Another Humpy Report


Active Member
Here is another report (taken from our website) on the Humpy fishing near our shop.
RECORDED: 70 ° FISHING: Excellent
Puget Sound Fly Company is proud to offer current fishing reports for the exciting saltwater opportunities available in the South Puget Sound. These reports come from staff fishing trips, customers and friends. Please call us at (253) 839-4119 if you are new to the area or estuary fishing in general.

FISHING: I’ve fished the beaches 4 days in a row now. The Humpies are in and have been very co-operative. I can’t tell you what rock to stand on (as the saying goes), but I will provide a few tips for those of you new to beach fishing or new to fishing for Salmon. Here are my 5 tips for catching Salmon from our local beaches:

PREPARE AND CHOOSE THE PROPER EQUIPMENT: My favorite set-up is as follows: 9’-10’ fast action 6 weight, large arbor reel, and Outbound line or clear intermediate. A good stripping basket is invaluable and can add 20’ compared to a cast without one. You can fudge with a few things, but if you decide that your 4 weight with floating line “will do”, don’t blame us if you don’t catch very many fish.

SHARPEN HOOKS AND TIE GOOD KNOTS: On most days, you will only get a few takes. Make them count! This also means stretching your line before you fish. You don’t want to be untangling your line as a school of fish is swimming by.

PRACTICE YOUR CAST BEFORE YOU HIT THE BEACH: If you are not an accomplished caster, it will show on the beach. Take lessons, learn to double haul and then hit the beach. This type of fishing is great casting practice, but you have to have some fundamentals first.

FISH WHEN YOU CAN, BUT CHOOSE YOUR TIME: We all wish we could fish whenever we felt like it. Real life means that we can’t fish everyday. The fish aren’t always readily available. Tide and light level are the two most important factors for beach fishermen. Low light is good and tide will depend on the beach you are fishing. Any generality about which tides are best would be worthless. Each beach fishes differently on different tides for different fish, with differing amounts of light. So once again, fish when you can, but try to stack the odds in your favor.

STAY ALERT: Fish will often show themselves. Sometimes it is as obvious as jumping fish, at other times it will be ‘nervous water’ or scattering baitfish. One other indicator is to observe other fishermen. If the next guy down the beach hooks a fish at 60’ make sure you continue to cover the water in front of you beyond 60’. Salmon typically travel parallel to the beach, you will be next in line if you can continue to present your fly.

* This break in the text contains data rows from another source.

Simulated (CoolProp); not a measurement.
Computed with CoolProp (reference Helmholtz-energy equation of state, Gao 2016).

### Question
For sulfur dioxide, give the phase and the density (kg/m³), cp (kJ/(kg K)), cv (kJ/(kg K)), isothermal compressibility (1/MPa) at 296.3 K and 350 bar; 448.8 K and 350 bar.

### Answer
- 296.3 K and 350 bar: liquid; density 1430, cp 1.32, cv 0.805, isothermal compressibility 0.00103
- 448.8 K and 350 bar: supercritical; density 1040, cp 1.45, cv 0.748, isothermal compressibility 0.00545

FLIES: Pink Clouser Minnow, ‘Bozo’ Shock and Awe, and Pink Candies

Good Luck!


Active Member
I can only speak for myself and the other guys I fish with.
With a clear Outbound line, I’ve been using short (5’-6’) leaders tapered down to 0X or 1X Flourocarbon. You can certainly use a lighter longer leader, but on a clear line it doesn’t seem to be necessary. I like having the ability to land the fish fairly quickly.